Strategic planning calls for an objective look into the future to minimize surprise.  What components and systems will need major repair or replacement in the future?  How much will they cost?  How will these needs be funded?

The board is responsible for preparing the annual budget, including reserves.  When asked how they determine reserves, some of my boards say they have been to Disney World, using the Magic Kingdom Formula of 5 percent.  Others simply contribute “whatever is left at the end of the year.”  Both approaches are arbitrary and subjective.

Many state laws and governing documents call for reasonable reserves for repair and replacement.  The key word is “reasonable.”  Since every community is different in terms of construction, quality of materials, level of maintenance, climate and other factors, each must be examined on its own.

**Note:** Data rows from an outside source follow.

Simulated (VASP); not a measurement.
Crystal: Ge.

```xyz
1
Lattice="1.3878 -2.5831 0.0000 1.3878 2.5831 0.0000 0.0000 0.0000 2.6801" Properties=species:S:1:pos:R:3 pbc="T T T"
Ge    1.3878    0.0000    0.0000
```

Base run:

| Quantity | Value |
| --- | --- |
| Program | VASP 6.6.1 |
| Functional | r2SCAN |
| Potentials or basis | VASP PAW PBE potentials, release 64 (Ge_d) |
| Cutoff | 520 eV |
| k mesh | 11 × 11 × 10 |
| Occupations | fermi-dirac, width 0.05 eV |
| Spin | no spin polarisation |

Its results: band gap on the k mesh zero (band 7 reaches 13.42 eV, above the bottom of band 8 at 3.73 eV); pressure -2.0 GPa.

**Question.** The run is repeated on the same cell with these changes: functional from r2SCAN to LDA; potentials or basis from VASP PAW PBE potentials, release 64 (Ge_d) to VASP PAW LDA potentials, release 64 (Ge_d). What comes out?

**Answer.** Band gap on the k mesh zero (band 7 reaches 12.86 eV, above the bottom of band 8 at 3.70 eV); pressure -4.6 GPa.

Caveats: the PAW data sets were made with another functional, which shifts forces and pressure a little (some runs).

The basis for determining what’s reasonable for your particular community should be a reserve study by an independent expert – one who does not stand to obtain the repair work, who has professional qualifications in this field and is designated by CAI as a Reserve Specialist (RS).  Couple the study with an energy audit to buffer rising energy costs.

If your association does not have a financial plan for reserves, is this a failure to plan or a plan to fail?  And what if the association has some reserves, but they are either inadequate or the board doesn’t want to spend the entire fund on one project?  If that happens, the next best approach is to borrow funds from an institutional lender, using an assignment of assessments as collateral.  Many lenders now offer such loans for community associations.

Borrowing has many of the equitable features of reserves because the debt service is paid in modest amounts over a period of years.  The obligation transfers from one owner to the next as sales occur, thus spreading the costs and benefits in the same manner as reserves.

Of equal importance is that the association would have all the funds up front to complete the project, and would be able to enter into contracts without worrying about whether all owners will pay a special assessment in full, on time and without the delay and cost of chasing delinquent owners.

Without a financial plan, how do you know where your community is going?  John Irving wrote in Hotel New Hampshire, “If you don’t know where you’re going, you don’t belong where you are.”  The challenge for associations – volunteer leaders, homeowners and managers – is to find out where they’re going by engaging in strategic planning, starting with an objective reserve study and an energy audit, followed by setting a realistic level of funding.  This is the best way to minimize the need for a special assessment.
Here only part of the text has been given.